Not long after the Israelites crossed the Red Sea they became hungry and started to complain. The wilderness was quite brutal. They were in one of the most hostile places on the planet, where the daytime temperatures get very brutal. When they complained, God provided bread from heaven. When they moved camp the became thirsty and were angry with Moses. Moses cried to the Lord: “What shall I do with this people? They are almost ready to stone me” (Exodus 17:4 ESV).
To add injury to insult, when God provided water the Amelekites attacked the Israelites at Rephidim. Rephidim was a place that had fertile ground, a rare site in the desert. Here the flocks could find pasture and it seemed like Israel had found a place of peace. But the battle would prove otherwise. Based on Moses’ response with the water situation it appears he was very burned out. Retaliation against him was a reality.
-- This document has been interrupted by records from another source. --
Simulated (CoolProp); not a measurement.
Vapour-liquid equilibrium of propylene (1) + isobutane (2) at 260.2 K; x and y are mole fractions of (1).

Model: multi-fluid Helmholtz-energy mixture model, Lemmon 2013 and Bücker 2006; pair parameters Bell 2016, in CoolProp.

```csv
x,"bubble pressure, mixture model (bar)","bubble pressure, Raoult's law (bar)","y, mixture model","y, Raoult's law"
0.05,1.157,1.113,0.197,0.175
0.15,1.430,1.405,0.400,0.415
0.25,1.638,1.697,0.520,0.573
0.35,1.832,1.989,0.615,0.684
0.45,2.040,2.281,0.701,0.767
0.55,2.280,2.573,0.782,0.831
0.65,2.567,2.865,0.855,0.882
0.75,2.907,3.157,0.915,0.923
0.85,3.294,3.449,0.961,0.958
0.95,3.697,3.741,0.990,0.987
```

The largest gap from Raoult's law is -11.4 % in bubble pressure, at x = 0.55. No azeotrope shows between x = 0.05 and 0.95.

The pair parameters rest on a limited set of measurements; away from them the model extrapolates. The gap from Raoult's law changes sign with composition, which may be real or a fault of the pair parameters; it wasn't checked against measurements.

Moses persisted, though: “Tomorrow I will sand on the top of the hill with the staff of God in my hand” (vs. 9). As long as Moses held up his hand Israel was winning. But when his hands grew weary they would start to lose. Aaron and Hur put a rock under Moses and held his hands up until the sun set. “And Joshua overwhelmed Amalek and his people with the sword” (vs. 13). This is a reminder to us to be present for people who are fighting spiritual battles. Moses couldn’t have done this alone even though he possessed the staff of God in his hand. We all need support and this is what helps us make it to the next day!
One day James and John’s mother brought them to Jesus and kneeled before him. It’s not certain that James and John knew what their mother was going to ask for. But ask she did! When Jesus asked her what she wanted, she said, “Say that these two sons of mine are to sit, one at your right hand and one at your left, in your kingdom” (Matthew 20:21 ESV).
Jesus told her she didn’t know what she was asking. He then asked the brothers if they could drink the cup he was to drink. He was asking if they were able to suffer like he was about to. They affirmed. Jesus told them that they would drink his cup but that he couldn’t grant who gets to sit as his right or left. Only the Father can deicide that.
What Jesus could decide, however, is that “whoever would be great among you must be your servant, and whoever would be first among you must be your slave, even as the Son of Man came not to be served but to serve, and to give his life as a ransom for many” (vs. 26-28). God is not concerned with people climbing their way to the top. Instead, he wants us to serve those in need–to care for the poor, broken, orphans and widows. It is they who will be first in the Kingdom.
Albert Einstein said the definition of insanity is doing the same thing over and over and expecting different results. The definition of devotion, according to Merriam Webster, is the fact or state of being ardently dedicated and loyal. What is the difference between being dedicated and holding on to something while expecting change? Maybe it’s difficult to tell where the line is between insanity and devotion. But one thing is for sure–the early believers were devoted!
Jesus taught every day in the temple: “And every day he was teaching in the temple, but at night he went out and lodged on the mount called Olivet” (Luke 21:37 ESV). After Jesus ascended the believers “devoted themselves to the apostles’ teaching and the fellowship, to the breaking of bread and prayers. . . And day by day, attending the temple together and breaking bread in their homes, they received their food with glad and generous hearts” (vs. 42, 46).
When Paul was in Ephesus people in the synagogue spoke evil about the Way before the congregation, so Paul “withdrew from them and took the disciples with him, reasoning daily in the hall of Tyrannus” (Acts 19:9). Luke records that this went on for two years so that all the people in Asia heard the word of God. Imagine what an incredible feat that was! If we are going to connect God to others we need to do it every day. It is a discipline. But so is learning. People actually showed up to listen every day. We are more connected today globally than at any other time in history. So how are we using that technology to remain devoted to the Word?